So You Received an Alert. Now What?
Your phone buzzes with an incoming text message right when you’re about to start dinner. Inconvenient, but better than a 3 am call. It’s an Uptime.com Alert, and if you want to clear it before your dinner gets cold you need the right tools for investigation…
If that scenario sounds familiar to you, then you’re in good (if tired) company. Thousands of DevOps and SRE teams around the world use Uptime.com for our email, SMS or phone call, or a push notification alerts from Slack or PagerDuty. You’ve done the first part setting up an effective monitoring infrastructure. But your job is far from over.
If the bright red “Check DOWN” message is overwhelming, this blog – and its companion post – were written for you. We’ll take a deep dive through the Uptime.com Alerting system, from start to finish. Our comprehensive troubleshooting tools and efficient Incident management will make it that much easier to get back to your relaxing evening.
Table of Contents
The initial alert you receive will have different information depending on the method of delivery, from heavily abbreviated SMS Alerts to an Email alert containing details and hyperlinks to resources in your Uptime.com account.
However you get the message, it’s time to act. Once you log in to your Uptime.com account, you have a few options. Easiest is to follow the link to the alert and Real-Time Analysis, shown below.
Or you could go to the account itself and check out the Dashboard for Latest Alerts, click on the one you need, and go to Alert Details. Alternatively, you can go directly to the check in question on the Checks page, right-click the Actions menu, then Alerts. Finally, you could go to Alert History, by clicking Reports on the left-side Navigation Panel, then Alerts. More on Alert History later.
Checking Alert Details
Regardless of the path you chose, all roads lead to
Rome Alert Details. This page gives you a brief description of what went wrong with the check, for each Location that failed. Different Locations may have failed for different reasons, so don’t assume that checking the error message for one will be the same for the others.
Alert History is a handy tool for seeing all the alerts in one place, as opposed to one in isolation. Getting the full context of alerts across your account will make pattern recognition much easier. If you see a bunch of checks going down at roughly the same time, then keep that in mind as you troubleshoot the problem.
Alert Details will tell you what went wrong, but you need to understand why it went wrong if you want to find a solution and bring the check back UP.

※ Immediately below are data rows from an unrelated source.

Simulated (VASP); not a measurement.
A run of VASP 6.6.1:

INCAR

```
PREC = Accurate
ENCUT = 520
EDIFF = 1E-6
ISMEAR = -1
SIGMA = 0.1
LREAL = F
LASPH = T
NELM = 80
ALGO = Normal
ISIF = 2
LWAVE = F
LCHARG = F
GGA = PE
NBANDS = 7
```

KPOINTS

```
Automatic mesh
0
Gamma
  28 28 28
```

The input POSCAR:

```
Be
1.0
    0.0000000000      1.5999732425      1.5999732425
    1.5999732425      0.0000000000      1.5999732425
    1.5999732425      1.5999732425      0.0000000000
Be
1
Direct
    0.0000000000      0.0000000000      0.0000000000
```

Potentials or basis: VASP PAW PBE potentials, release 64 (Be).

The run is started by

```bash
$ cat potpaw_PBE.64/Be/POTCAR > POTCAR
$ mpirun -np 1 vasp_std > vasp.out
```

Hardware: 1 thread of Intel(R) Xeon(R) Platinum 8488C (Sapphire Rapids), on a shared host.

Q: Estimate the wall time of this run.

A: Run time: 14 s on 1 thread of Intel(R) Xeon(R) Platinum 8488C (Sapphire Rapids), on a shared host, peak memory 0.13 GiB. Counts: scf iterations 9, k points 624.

Thankfully, Uptime.com checks come with built-in debugging and troubleshooting tools to help you get to the bottom of the issue. The most common tool used is Run Test, which is found on every Add or Edit Check window. Run Test runs the check as configured from a test server you select to give you the resulting output: success or failure.
However, this only shows the current behavior, on a single test location. For detailed information per Location, you need Real-Time Analysis.
Hint: For more complicated, multi-step checks like API and Transaction checks, Root-Cause Analysis offers step-by-step troubleshooting.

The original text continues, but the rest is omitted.